Prototyping is an integral step in mass producing the next hit product. It not only shows that you have ingenuity and sound proof of concept, but also that you mean business about moving forward toward launching your idea.

Introduction to Product Protyping

The first step in prototyping is clearly defining the type of prototype you need. Not all prototypes are created equal, and a “best” type of prototype depends on the job at hand.

 Basic prototyping is, in essence, a homemade garage product. Prototypes engineered from odds and ends lying around the house aren’t the most aesthetically pleasing or even the most efficient, but are important catalysts in turning an idea into an object. This involves breaking the problem down into its most basic functions and re-assembling parts into something the world has never seen before.

Advanced prototyping is a more polished deliverable, usually completed with the help of a pro manufacturer. It has a more put-together feel than a basic prototype and closely approaches what the final product will consist of.

Manufacturing prototyping is more sophisticated than the previous two routes, and is meant to function and look exactly like an end product. Size, shape, material and even colors and labels should be spot-on and predictive of what will be in your future inventory.

Virtual Prototyping is created using the help of a computer; the design has no tangible aspect. Virtual prototypes allow you to study theoretical conditions of the product when it’s being used. It also lets you easily and instantly send your prototype around the world via the Internet instead of mailing a clunky, breakable, and potentially heavy package.
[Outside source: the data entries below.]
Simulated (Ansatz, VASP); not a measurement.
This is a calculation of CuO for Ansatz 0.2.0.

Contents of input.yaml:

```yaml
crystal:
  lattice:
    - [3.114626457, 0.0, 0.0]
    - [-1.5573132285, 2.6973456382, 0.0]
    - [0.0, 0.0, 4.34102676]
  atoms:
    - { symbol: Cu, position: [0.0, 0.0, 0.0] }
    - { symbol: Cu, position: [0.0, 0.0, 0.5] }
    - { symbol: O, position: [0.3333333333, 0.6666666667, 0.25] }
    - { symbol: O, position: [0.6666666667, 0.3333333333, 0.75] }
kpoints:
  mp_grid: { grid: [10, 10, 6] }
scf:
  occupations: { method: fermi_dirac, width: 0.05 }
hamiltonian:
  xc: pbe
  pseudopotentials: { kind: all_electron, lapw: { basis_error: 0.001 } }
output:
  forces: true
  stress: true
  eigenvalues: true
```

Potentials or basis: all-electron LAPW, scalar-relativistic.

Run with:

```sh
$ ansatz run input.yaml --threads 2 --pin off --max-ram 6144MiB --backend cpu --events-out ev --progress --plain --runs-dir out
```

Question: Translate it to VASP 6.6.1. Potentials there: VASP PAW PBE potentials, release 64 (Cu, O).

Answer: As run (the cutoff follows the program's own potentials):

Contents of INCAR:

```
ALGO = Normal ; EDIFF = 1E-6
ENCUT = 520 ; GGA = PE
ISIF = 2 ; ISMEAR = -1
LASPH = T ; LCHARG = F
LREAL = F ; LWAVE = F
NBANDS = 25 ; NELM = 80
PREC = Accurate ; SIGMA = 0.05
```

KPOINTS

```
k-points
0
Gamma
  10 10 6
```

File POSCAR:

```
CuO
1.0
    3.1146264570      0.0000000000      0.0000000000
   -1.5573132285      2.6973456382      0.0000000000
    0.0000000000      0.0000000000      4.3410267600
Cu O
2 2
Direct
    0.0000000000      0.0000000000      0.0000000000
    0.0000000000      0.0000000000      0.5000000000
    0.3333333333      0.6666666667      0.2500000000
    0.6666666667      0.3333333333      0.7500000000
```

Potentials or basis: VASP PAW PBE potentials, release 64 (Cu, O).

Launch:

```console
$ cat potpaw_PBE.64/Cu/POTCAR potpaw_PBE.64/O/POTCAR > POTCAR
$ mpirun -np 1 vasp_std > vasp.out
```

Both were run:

With the above four options in mind, consider the goal of the prototype, which may or may not have heavy overlap with the goal of the project overall. There are “works-like” prototypes and “looks-like” prototypes, which mean there are devices meant to mimic either the application or appearance of a final product, respectively. Who will be studying and using your prototype dictates which type you should construct — whether it’s specific clients assessing the prototype’s chance of success, donors on Kickstarter pitching in, or just your own troubleshooting and idea building. As a step in bringing a product to market, the overall cost of prototype creation needs to be scrutinized and legitimized. Especially when working with high-cost materials, it’s easy to let the cost of a prototype production spiral into the absurd. The momentum gained by 3D printing over the past few years has also been a saving grace for many inventors, as it allows easy translation from virtual prototyping to physical manifestation.

As you can see, the term “prototype” is a broad brush. Don’t be afraid to take the time to figure out not only where you are in the prototyping process, but also where your terminal goal is. You can spend mountains of money in prototyping — just make sure your money is being invested into the best process.